The direction of the literature of the country, however, was the same it had taken from the beginning of the century. Slight, but unsatisfactory, attempts continued to be made to adhere to the forms of the elder time;—such attempts as are to be seen in a long narrative poem by the Count Saldueña on the subject of Pelayo, and two very poor imitations of the “Para Todos” of Montalvan, one of which was by Moraleja, and the other by Ortiz. But the amount of what was undertaken in this way was very small, and the impulse was constantly diminishing; for the French school enjoyed now all the favor that was given to any form of elegant literature.[315]

In this respect, a fashionable society, called The Academy of Good Taste, and connected with the court of Madrid, exercised some influence. It dates from 1749, and was intended, perhaps, to resemble those French coteries, which began in the reign of Louis the Thirteenth, at the Hotel de Rambouillet, and were long so important both in the literary and political history of France. The Countess of Lemos, at whose house it met, was its founder, and it gradually ranked among its members several of the more cultivated nobility and most of the leading men of letters, such as Luzan, Montiano, Blas Nasarre, and Velazquez, each of whom was known, either at that time or soon afterwards, by his published works.[316]

Except Luzan, of whom we have already spoken, Velazquez was the most distinguished of their number. He was descended from an old and noble family, in the South of Spain, and was born in 1722; but, from his position in society, he passed most of his life at court. There he became involved in the political troubles of the reign of Charles the Third, in consequence of which he suffered a long imprisonment from 1766 to 1772, and died of apoplexy the same year he was released.

Velazquez was a man of talent and industry, rather than a man of genius. He was a member, not only of the principal Spanish academies, but of the French Academy of Inscriptions and Belles Lettres, and wrote several works of learning relating to the literature and antiquities of his country. The only one of them now much valued was published in 1754, under the title of “Sources of Castilian Poetry,” of which it is, in fact, a history, coming down to his own times, or near to them. It is a slight work, confused in its arrangement, and too short to develope its subject satisfactorily; but it is written in a good style, and occasionally shows acuteness in its criticism of individual authors. Its chief fault is, that it is devoted to the French school, and is an attempt to carry out, by means of an historical discussion, the doctrines laid down nearly twenty years before by Luzan, in his theory of poetical composition.[317]

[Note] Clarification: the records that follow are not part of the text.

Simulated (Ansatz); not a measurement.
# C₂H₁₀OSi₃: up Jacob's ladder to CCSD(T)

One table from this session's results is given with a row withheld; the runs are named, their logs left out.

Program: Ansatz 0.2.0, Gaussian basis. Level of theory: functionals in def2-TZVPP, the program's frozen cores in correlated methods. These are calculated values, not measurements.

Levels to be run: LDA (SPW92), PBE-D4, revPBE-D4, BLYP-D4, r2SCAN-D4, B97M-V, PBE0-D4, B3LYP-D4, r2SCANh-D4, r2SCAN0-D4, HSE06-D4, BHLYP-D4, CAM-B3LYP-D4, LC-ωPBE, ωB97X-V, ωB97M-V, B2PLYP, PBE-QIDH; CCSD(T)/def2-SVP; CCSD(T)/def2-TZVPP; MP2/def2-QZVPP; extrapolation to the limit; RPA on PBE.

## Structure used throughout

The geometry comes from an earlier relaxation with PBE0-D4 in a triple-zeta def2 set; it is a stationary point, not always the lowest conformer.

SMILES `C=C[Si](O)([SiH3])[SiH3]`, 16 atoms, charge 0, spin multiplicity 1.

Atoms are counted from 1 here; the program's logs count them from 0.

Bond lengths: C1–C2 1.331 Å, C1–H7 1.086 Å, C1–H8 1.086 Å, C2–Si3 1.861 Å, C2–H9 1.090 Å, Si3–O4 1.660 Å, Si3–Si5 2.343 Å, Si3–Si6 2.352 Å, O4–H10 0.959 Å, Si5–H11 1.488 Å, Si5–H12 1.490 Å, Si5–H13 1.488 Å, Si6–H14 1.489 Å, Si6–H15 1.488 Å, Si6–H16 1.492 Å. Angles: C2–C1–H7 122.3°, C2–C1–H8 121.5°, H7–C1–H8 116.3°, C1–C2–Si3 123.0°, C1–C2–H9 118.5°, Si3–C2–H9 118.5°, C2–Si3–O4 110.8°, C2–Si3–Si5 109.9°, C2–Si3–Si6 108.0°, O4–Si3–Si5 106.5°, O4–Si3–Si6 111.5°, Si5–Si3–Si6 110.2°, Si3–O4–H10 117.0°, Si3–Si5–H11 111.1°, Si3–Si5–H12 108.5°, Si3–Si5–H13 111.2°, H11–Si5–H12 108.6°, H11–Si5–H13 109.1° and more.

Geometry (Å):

Mayans, a Valencian gentleman of learning, and another of those who had a considerable influence on Spanish literature at this period, followed a similar course in his “Retórica,” which appeared in 1757, and is founded rather on the philosophical opinions of the Roman rhetoricians than on the modification of those opinions by Boileau and his followers. It is a long and very cumbrous work, less fitted to the wants of the times than that of Luzan, and even more opposed to the old Castilian spirit, which submitted so unwillingly to rules of any sort. But it is a storehouse of curious extracts from authors belonging to the best period of Spanish literature, almost always selected with good judgment, if not always skilfully applied to the matter under discussion.[318]

To these works of Mayans, Velazquez, and Luzan should be added the Preface by Nasarre to the plays of Cervantes, in 1749, where an attempt is made to take the authority of his great name from the school that prevailed in his time, by showing that these unsuccessful efforts of the author of “Don Quixote” were only caricatures ridiculing Lope de Vega; not dramatic compositions intended for serious success in the extravagant career which Lope’s versatile genius had opened to his contemporaries. But this attempt was a failure, and was only one of a long series of efforts made to discountenance the old theatre, that must be noticed hereafter.[319]


CHAPTER IV.

Slow Progress of Culture. — Charles the Third and his Policy. — Isla. — His Friar Gerund. — His Cicero. — His Gil Blas. — Efforts to restore the Old School of Poetry. — Huerta. — Sedano. — Sanchez. — Sarmiento. — Efforts to introduce the French School. — Moratin the Elder and his Club. — Cadahalso, Yriarte, Samaniego, Arroyal, Montengon, Salas, Meras, Noroña.

The reign of Ferdinand the Sixth, which had been marked with little political energy during its continuance, was saddened, at its close, by the death of the monarch from grief at the loss of his queen. But it had not been without beneficial influences on the country. A wise economy had been introduced, for the first time since the discovery of America, into the administration of the state; the abused powers of the Church had been diminished by a concordat with the Pope; the progress of knowledge had been furthered; and Father Feyjoó, vigorous, though old, was still permitted, if not encouraged, to go on with his great task, and create a school that should rest on the broad principles of philosophy recognized in England and in France.